That is the conclusion of the 2009 report on Internet content controls
in the MENA region issued by Open Net Initiative–– a partnership among
groups at four US, UK, and Canadian universities: Toronto, Harvard,
Cambridge, and Oxford, funded by the John D. and Catherine T. MacArthur
Foundation.
During the last few years there has been heavy investment in media and
IT infrastructure projects in the United Arab Emirates and Jordan,
among other MENA countries.
Take Dubai and Abu Dhabi for example. In addition to existing regional
media and IT hubs such as Dubai Media City and Dubai Internet City, the
UAE recently launched a new content creation zone in a bid to support
media content creators in the MENA region. The new zone, based in
neighboring Abu Dhabi, seeks to employ Arab media professionals in
film, broadcast, digital and publishing. Major international media
organizations such as CNN, BBC, the Financial Times, and Thomson
Reuters are among the partners of the zone.
There is also the Jordanian plan that has emerged, to create a free IT
zone in the capital Amman, which would give sales and income tax breaks
to the IT and business firms based in the zone. Jordan’s plans to build
an IT zone is part of its strategy to increase the number of Internet
users from 26 percent to 50 percent and increase employment in the
sector.
And while we’re at it, let’s not forget the Doha Center for Media
Freedom –– the Qatar-based international institution founded in 2007 to
boost press freedoms and provide refuge for threatened journalists in
the region.
On the other side of the spectrum, when it comes to building free IT
zones, more media hubs, and institutions in support of free speech and
the protection of outspoken journalists are the somber statistics on
web censorship, repressive media laws, and persecution of media workers
and bloggers in the region that gives a bleaker outlook for the future
of IT Arabia.
The MENA remains one of the world’s most heavily censored regions, the
report claims. Not only is web censorship on the rise but so is the
number of bloggers and cyber-dissidents being jailed for their online
activism.
“Our latest research results on Internet filtering and surveillance in
the Middle East and North Africa confirm the growing use of next
generation
cyberspace controls
beyond mere denial of information," said Ron Deibert, ONI Principal
Investigator and Director of the Citizen Lab at the Munk Center for
International Studies, University of Toronto. "The media environment of
the Middle East and North Africa region is a battle-space where
commercially-enhanced blocking, targeted surveillance, self-censorship,
and intimidation compete with enhanced tools of censorship
circumvention and mobile activism."
According to ONI’s most recent round of testing, Internet filtering
across the region is increasing, both in terms of scope and depth.

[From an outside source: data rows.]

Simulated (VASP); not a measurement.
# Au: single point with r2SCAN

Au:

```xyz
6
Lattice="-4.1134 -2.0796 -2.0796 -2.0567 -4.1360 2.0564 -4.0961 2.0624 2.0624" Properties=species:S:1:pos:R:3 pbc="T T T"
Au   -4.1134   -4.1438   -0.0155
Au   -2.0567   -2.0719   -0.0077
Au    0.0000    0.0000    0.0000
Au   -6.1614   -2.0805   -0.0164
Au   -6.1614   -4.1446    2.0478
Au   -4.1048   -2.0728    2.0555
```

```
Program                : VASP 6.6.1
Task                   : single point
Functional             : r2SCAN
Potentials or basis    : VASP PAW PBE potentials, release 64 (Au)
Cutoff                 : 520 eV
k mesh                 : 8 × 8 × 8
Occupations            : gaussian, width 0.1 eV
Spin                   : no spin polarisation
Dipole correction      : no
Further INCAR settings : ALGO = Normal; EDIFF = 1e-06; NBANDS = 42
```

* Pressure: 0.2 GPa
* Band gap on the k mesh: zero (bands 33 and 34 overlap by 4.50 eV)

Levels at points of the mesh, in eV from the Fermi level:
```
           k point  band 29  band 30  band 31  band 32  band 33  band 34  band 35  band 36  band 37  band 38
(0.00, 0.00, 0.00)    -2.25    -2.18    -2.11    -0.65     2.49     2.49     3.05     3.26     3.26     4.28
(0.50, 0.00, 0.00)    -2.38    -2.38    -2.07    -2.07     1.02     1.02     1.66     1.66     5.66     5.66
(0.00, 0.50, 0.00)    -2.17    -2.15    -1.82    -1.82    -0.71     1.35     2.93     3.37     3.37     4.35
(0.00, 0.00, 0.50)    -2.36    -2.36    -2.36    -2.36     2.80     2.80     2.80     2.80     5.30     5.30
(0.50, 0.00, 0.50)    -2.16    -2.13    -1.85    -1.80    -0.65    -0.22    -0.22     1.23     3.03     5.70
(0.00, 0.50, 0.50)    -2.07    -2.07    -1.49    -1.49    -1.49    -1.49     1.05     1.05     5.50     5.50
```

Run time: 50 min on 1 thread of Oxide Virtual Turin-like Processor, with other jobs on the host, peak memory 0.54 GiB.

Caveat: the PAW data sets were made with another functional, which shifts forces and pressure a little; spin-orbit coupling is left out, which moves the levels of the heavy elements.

While political censorship tends to be the most common type of
filtering, social filtering is becoming more prevalent, says the
study.
The countries that practice the highest amount of political filtering
are, according to the report, Iran, Bahrain, Syria and Tunisia. The “
social filters” can mainly be found in the Gulf and include Kuwait,
Oman, Qatar, and Saudi Arabia. They usually filter pornography, LGBT
sites, and pages containing information on sexual health.
Recently, social media platforms such as Twitter, Facebook, and YouTube
have caught the attention of these regimes, especially when it comes to
activists in Arab countries who use these sites for political
campaigning and social activism.
ONI says that the blocking of social networking sites remains
commonplace in MENA. Syria and Tunisia both block YouTube and Facebook,
and the photo-sharing site Flickr is filtered in Iran and the UAE. The
UAE and Saudi Arabia censor certain YouTube videos but do not block the
entire site.
The report also states that several Arab countries have started to
block outspoken and “morally objectionable” content in Arabic that was
previously accessible.
The countries that do not filter any sites at the moment are Algeria,
Egypt, Iraq, Lebanon, and the West Bank, according to ONI testing.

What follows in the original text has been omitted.